The University of Maryland Francis King Carey School of Law, located in Baltimore, seeks applicants for a full-time, non-tenure-track position to teach in our innovative first-year Lawyering Program. An attorney selected for the fellowship will jointly hold the titles of Donald Gaines Murray Fellow and Visiting Assistant Professor for an initial one-year appointment, beginning July 1, 2025, with the expectation of reappointment for a second year based on satisfactory performance and the possibility of reappointment for a third year.

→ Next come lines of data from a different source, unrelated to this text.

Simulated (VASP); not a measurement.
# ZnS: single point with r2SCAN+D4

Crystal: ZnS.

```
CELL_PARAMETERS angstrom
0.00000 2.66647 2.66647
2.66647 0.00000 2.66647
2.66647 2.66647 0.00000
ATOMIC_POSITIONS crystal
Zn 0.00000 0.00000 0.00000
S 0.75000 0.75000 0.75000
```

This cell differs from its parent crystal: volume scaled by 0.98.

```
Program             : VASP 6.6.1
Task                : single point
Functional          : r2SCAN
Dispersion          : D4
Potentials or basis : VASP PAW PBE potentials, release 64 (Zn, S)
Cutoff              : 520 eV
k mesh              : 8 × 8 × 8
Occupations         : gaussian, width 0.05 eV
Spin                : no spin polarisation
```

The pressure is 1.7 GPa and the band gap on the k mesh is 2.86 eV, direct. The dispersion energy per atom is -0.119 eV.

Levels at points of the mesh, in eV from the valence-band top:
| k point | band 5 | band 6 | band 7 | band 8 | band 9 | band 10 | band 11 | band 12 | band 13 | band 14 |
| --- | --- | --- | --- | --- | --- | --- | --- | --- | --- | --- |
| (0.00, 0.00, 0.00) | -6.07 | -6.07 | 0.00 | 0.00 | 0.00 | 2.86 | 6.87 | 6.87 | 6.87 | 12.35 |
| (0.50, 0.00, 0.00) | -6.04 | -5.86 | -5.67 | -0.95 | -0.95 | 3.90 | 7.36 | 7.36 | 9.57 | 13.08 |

The Murray Teaching Fellowship is designed to provide teaching experience and scholarly mentorship for accomplished law school graduates with legal practice experience who are interested in entering legal academia. The program is named for Donald Gaines Murray, a 1938 graduate of the University of Maryland School of Law. Mr. Murray was the law school's third Black graduate, the first in the wake of a longstanding policy of racial segregation that the law school adopted in 1889. In a case argued by Thurgood Marshall and Charles Hamilton Houston, first general counsel of the NAACP, Mr. Murray successfully sued to abolish racial segregation at the school in the case of Pearson v. Murray, 182 A. 590, 169 Md. 478 (1936). His lawsuit put an end to the almost 50-year discriminatory policy. Mr. Murray went on to be a successful appellate lawyer, arguing many civil rights cases for the NAACP.
The Lawyering Curriculum
The Lawyering program forms an integral part of the first-year JD curriculum and gives students a strong foundation in the lawyering skills essential to practicing in today's legal profession. In the Lawyering program, students act in the role of attorneys engaged in simulated cases that incorporate topics drawn from other foundational law school courses. They review case files, develop a factual record, interact with simulated clients, opposing counsel, lawyers, and judges. Students present effective legal analyses in a variety of formats, including privileged internal documents, professional communications, formal court submissions, and oral arguments. By participating in this simulation-based program, students not only learn critical lawyering skills but develop their understanding of legal doctrines, principles, and theories underlying the practice of law, consistent with Maryland Carey Law's tradition of integrating doctrine, theory, and practice.
All first-year students enroll in Lawyering I in the fall semester and Lawyering II in the spring semester, and all Lawyering sections use the same simulated case files. During the fall semester, students focus primarily on objective (predictive) analysis. Students prepare legal office memoranda that analyze key legal issues. In addition, they gain exposure to several corresponding lawyering skills that may include drafting client letters and professional emails, conducting a client interview, negotiating a settlement agreement, and drafting or revising contracts. In the spring semester, students shift focus from objective analysis to persuasive argumentation (advocacy). Students continue to develop their legal analytical skills but adapt their analysis for adversarial documents filed with a court, such as memoranda supporting trial court motions and appellate court briefs. The first-year program culminates with mock appellate oral arguments.
Visiting Assistant Professor Responsibilities: The successful applicant will teach two sections of Lawyering I (3 credits) in the Fall semester and two sections of Lawyering II (3 credits) in the Spring semester to approximately 30-34 students each semester (about 15 students per section). They will implement the simulated problem designed by the program director and will be responsible to create lesson plans, prepare for class, and teach. In addition, successful applicants will be expected to provide extensive written feedback on student drafts and final submissions throughout the semester, to hold individual conferences with students at least once during the semester, and to assess student performance and assign grades.
Teaching and Scholarship Mentorship: Lawyering Murray Fellows receive mentorship for their teaching and scholarship to prepare for potential careers in legal academia. Murray Fellows actively participate in Maryland Carey Law's junior faculty workshop, where they present and receive feedback on their scholarship and provide feedback to other fellows and early career legal scholars. In addition, Murray Fellows participate in the law school's vibrant academic community, including events and scholarly workshops.
Murray Fellows have access to the resources of the law school's Thurgood Marshall Law Library for teaching and scholarly support, may hire a student research assistant to assist with scholarship, and have support for conference registration and travel up to $2,000.
Law school campus: Maryland Carey Law is advantageously located in downtown Baltimore near multiple courthouses, government agencies, prominent law and financial firms, nonprofit organizations, major-league sports facilities, theaters and fine arts. The law school campus also is easily accessible within the greater Washington DC-Baltimore metropolitan region, close to I-95 and only 40 minutes from Washington by Amtrak or commuter rail.